How would you describe your cooking philosophy?
I would describe my cooking philosophy as American. Pure and simple. I’ve eaten my way around the world and I am a die-hard fan of many different cooking styles. But my cooking style — the style that of food that keeps me up at night trying to decode my own ideas — is gorgeous American cooking. It was actually a hindrance early in my career because I could clearly define my cooking style. If I said “American,” people off the bat assumed burgers and fries. If you didn’t stand behind the Italian flag, the Japanese flag or the Spanish flag, no one took you seriously.
Now American cookery has developed as a rootsy, smart, electric genre of cooking. It’s both a product of the melting pot of our country and also something so unique that you could only describe it as evolutionary. To put it simple, the only difference between grits and polenta is your grandmother’s last name. We have an amazing food culture here. My food is absolutely American.
What was the inspiration behind your restaurant, Wayfare Tavern?
Wayfare Tavern is without a question one of the most important opportunities I’ve ever had. The restaurant is in the former Rubicon space, one of San Francisco’s most celebrated restaurants. They called it quits in 2008, and the space sat dormant for over a year. One of the building owners (who is now my business partner) met me at our gym one morning in 2009, mentioned Rubicon to me, and I almost freaked out. I never had a chance to eat there when it was Rubicon, but I’m very aware of the caliber of chefs that the restaurant graduated — chefs that would go on to put San Francisco on the culinary map.
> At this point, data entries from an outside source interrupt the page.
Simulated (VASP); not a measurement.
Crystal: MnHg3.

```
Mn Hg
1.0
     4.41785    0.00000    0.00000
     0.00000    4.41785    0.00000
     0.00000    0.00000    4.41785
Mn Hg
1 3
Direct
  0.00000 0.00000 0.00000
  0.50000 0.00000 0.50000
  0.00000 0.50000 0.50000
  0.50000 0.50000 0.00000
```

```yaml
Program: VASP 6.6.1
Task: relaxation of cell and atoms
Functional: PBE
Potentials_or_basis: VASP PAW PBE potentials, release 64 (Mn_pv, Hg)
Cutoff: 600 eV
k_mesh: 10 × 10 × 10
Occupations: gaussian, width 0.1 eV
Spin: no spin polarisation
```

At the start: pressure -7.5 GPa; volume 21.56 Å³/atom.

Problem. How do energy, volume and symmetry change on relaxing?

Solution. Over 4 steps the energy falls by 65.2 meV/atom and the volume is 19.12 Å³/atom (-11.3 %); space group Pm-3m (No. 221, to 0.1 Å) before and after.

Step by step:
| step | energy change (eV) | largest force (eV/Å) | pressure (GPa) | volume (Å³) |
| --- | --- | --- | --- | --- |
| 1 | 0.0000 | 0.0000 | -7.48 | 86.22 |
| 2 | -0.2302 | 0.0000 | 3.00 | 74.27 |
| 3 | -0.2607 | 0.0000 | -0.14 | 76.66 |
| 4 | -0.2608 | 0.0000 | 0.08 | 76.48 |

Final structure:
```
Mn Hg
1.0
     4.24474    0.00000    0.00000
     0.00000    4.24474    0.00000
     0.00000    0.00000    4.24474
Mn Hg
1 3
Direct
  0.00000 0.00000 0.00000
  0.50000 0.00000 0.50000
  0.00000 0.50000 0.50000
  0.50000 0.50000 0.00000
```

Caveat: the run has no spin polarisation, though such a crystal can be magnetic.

When I sat down to think through the next incarnation of the space, there was a lot to filter. It was 2009 and the economy was in the tank. Fine dining restaurants are supported by a community with healthy expense accounts. In 2009, that really didn’t exist. White tablecloth, multi-course tasting menus that cost $120 per person were a restaurant genre frozen with the credit market, only to be thawed out when the Dow hit 14,000 again.
In the meantime, I started doing research on the building which was rebuilt after the earthquake of 1906. The neighborhood also had a fascinating story as the center of the red light district know as The Barbary Coast — a neighborhood filled with every vice known to man: salons, prostitution, opium, dance halls and taverns. The more I read, the more I realized that this level of San Francisco history didn’t exist anymore, as if it were swept out into the bay after the earthquake and re-established as the financial district it is today. To me, Wayfare was that one restaurant that could have survived the earthquake. I wanted to bring a bit of history back to a neighborhood that seemed to have lost its identity — a restaurant for and by San Francisco.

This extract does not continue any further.